KAYSVILLE — One of my pastimes is to watch reality shows that feature people with a fervid passion for something that they have dedicated their life to. Shows like Lego Masters, Forged in Fire, or Great British Bake-Off are some of my favorites that exemplify loving a craft and sharing that love with the world. Hopebox Theatre’s production of The Drowsy Chaperone gave me those same warm feelings of watching someone share their passion as the modern narrator, an agoraphobic musical theatre fanatic simply called Man in Chair, spends the evening sharing his love for an obscure 1920s musical with the audience. As he sets up his record player to narrate and comment on the action, he entices the audience to escape the blues with him as he drops the needle on his favorite cast ablum. His enthusiasm is so relatable that by the end of the night, The Drowsy Chaperone was a new favorite for me as well.

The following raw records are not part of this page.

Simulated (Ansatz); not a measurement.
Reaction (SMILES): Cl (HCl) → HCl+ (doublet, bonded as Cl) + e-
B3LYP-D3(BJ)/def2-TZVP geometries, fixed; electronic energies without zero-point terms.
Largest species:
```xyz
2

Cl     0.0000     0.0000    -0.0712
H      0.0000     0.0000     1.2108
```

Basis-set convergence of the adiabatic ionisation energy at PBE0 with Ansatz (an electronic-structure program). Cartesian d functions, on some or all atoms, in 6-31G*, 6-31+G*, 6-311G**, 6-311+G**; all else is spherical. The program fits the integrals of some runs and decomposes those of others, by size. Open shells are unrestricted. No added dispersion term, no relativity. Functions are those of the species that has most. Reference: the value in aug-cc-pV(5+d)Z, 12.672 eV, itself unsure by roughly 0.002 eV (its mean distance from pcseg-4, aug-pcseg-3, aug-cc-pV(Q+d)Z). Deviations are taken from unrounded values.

This was my first time seeing the show, but The Drowsy Chaperone has become a popular musical in Utah theatre in recent years. With book by Bob Martin and Don McKellar and music and lyrics by Lisa Lambert and Greg Morrison, it is a parody of American musicals from the 1920s that were light on plot and heavy on comedy, catchy music, and big dance numbers.
Director Carol Madsen has double cast the show and uses the smaller space of the Hopebox Theatre impressively well. Set designer Lauri Baird sets the tone before the show begins with the back walls of the stage painted into a black and white apartment that lacks any dimension. The Man in Chair’s apartment is a bleak and colorless word of neutral tones and nagging phone calls that contrasted wonderfully with the vibrant fantasy that he paints in his mind.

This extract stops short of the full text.